WillPearson

Karma: 122

WillPearson 19 Nov 2025 23:44 UTC
1 point
0 ∶ 0
on: WillPearson’s Quick takes
So I’ve been trying to think of ways to improve the software landscape. If we do this it might make traditional software more aligned with human values and it’s models for building more advanced systems too.
One piece I’ve been looking at is software licensing.
Instead of traditional open source, have an easy to get license for a version of software, based on a cryptographic identity. This could make it less frictional to be a bad actor.
This license is checked on startup that it matches the version of the software running (git sha stored somewhere). If it doesn’t the software fails to start. It can also be used by clients and servers to identify each other but does not have to marry up one to one with a person’s identity.
The license is acquired as easily as a let’s encrypt style certificate, but the identity has to part of the reputation system (which might require a fee).
The software might require a license from one of many reputation monitoring systems. So that no monitoring system becomes a single point of failure.
Edit: effective altruism might decide to fund awards for work of software ecosystem engineering with non software engineers as the judges to bring this digital infrastructure to the publics consciousness and incentivise making it understandable as well

WillPearson 1 May 2025 11:15 UTC
3 points
0 ∶ 0
on: WillPearson’s Quick takes
I had an idea for a new concept in alignment that might allow nuanced and human like goals (if it can be fully developed).
Has anyone explored using neural clusters found by mechanistic interpretability as part of a goal system?
So that you would look for clusters for certain things e.g. happiness or autonomy and have that neural clusters in the goal system. If the system learned over time it could refine that concept.
This was inspired by how human goals seem to have concepts that change over time in them.

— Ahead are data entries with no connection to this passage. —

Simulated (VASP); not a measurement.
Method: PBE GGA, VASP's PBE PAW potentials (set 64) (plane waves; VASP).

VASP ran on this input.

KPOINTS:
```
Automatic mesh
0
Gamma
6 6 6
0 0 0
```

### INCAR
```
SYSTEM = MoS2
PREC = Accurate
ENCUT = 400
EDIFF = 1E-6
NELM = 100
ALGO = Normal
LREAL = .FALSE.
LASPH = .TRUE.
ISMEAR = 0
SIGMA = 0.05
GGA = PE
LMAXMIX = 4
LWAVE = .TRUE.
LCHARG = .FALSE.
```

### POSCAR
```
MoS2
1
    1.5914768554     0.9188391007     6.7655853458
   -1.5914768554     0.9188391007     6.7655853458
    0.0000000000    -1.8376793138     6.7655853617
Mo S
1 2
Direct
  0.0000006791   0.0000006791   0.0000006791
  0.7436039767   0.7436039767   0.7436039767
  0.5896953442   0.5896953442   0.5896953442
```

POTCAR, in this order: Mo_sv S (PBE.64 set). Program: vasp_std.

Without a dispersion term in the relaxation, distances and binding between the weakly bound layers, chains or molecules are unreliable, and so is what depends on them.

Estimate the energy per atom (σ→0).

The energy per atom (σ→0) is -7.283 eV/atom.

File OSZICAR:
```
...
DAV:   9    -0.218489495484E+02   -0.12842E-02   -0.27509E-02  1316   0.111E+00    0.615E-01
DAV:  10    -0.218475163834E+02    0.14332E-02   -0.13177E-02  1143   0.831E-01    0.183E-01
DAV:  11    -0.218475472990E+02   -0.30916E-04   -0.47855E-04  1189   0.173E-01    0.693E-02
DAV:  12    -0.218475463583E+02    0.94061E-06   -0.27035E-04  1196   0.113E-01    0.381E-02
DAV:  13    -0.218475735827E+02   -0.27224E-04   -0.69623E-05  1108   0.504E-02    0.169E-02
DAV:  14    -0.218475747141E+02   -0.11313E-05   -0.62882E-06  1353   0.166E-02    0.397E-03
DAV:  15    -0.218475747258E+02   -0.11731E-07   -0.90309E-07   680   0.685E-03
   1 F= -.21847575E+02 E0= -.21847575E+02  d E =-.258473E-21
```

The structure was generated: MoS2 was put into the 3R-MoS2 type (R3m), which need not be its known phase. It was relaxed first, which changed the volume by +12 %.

WillPearson 9 Apr 2025 12:32 UTC
3 points
0 ∶ 0
on: WillPearson’s Quick takes
I’ve got an idea for a business that could help biosecurity by helping stop accidental leaks of data to people that shouldn’t have it. I’m thinking about proving the idea with personal identifiable information. Looking for feedback and collaborators.

WillPearson 26 Mar 2025 17:54 UTC
4 points
4 ∶ 2
on: Will AI R&D Automation Cause a Software Intelligence Explosion?
My expectation is that software without humans in the loop evaluating it, will Goodhart’s law itself and over fit to the metrics/measures given.

WillPearson 24 Mar 2025 3:36 UTC
0 points
0 ∶ 0
on: WillPearson’s Quick takes
My blog might be of interest to people

WillPearson 5 Mar 2025 20:05 UTC
1 point
0 ∶ 0
on: Fractal Governance: A Tractable, Neglected Approach to Existential Risk Reduction
Here is a blog post also written with Claudes help that I hope to engage with home scale experimenters with

WillPearson 26 Feb 2025 23:15 UTC
2 points
0 ∶ 0
in reply to: ank’s comment on: Share AI Safety Ideas: Both Crazy and Not
I appreciate your views on space and AI working with ML systems in that way might be useful.
But I think that I am drawn to the base reality a lot because of threats to that from things like gamma ray bursts or aliens. These things can only be represented probabilistically in simulations because they are out of context. The branching tree explodes with possibilities.
I agree that we aren’t ready for agents , but I would like to try to build time non-static intelligence augmentation as slowly as possible. Starting with building systems to control and shape them tested out with static ML systems. Then testing them with people. Then testing them inside simulations etc

WillPearson 26 Feb 2025 19:11 UTC
2 points
0 ∶ 0
in reply to: ank’s comment on: Share AI Safety Ideas: Both Crazy and Not
I find your view of things interesting. A few questions, how do you deal with democracy when people might be inhabiting worlds unlike the real one and have forgotten the real one exists?
I think static AI models lack corrigibility, humans can’t give them instruction on how to change how to act, so they might be a dead end in terms of day to day usefulness. They might be good as scientists though as they can be detached from human needs. So worth exploring.

WillPearson 26 Feb 2025 17:31 UTC
2 points
1 ∶ 0
in reply to: ank’s comment on: Share AI Safety Ideas: Both Crazy and Not
There is a concept of utility, but I’m expecting these systems to mainly be user focussed so not agents in their own rights, so the utility is based on user feedback about the system. So ideally the system would be an extension of the feedback systems within humans.

There is also karma which is separate from utility which is given by one ml system to another, if it is helped it out or hindered it in a non-economic fashion.

WillPearson 26 Feb 2025 13:28 UTC
2 points
0 ∶ 0
on: Share AI Safety Ideas: Both Crazy and Not
I’ve been thinking that AGI will require an freely evolving multi-agent approach. So I want to try out the multi-agent control patterns on ML models without the evolution. Which should prove them out in a less dangerous setting. The multi-agent control patterns I am thinking are things like karma and market based alignment patterns. More information on my blog

WillPearson 23 May 2024 22:48 UTC
2 points
0 ∶ 0
on: Big Picture AI Safety: Introduction
Does anyone have recommendations for people I should be following for structural AI risk discussion and possible implications of post-current deep learning AGI systems.

WillPearson 9 Mar 2024 16:50 UTC
1 point
0 ∶ 0
in reply to: David T’s comment on: Existential risk management in central government? Where is it?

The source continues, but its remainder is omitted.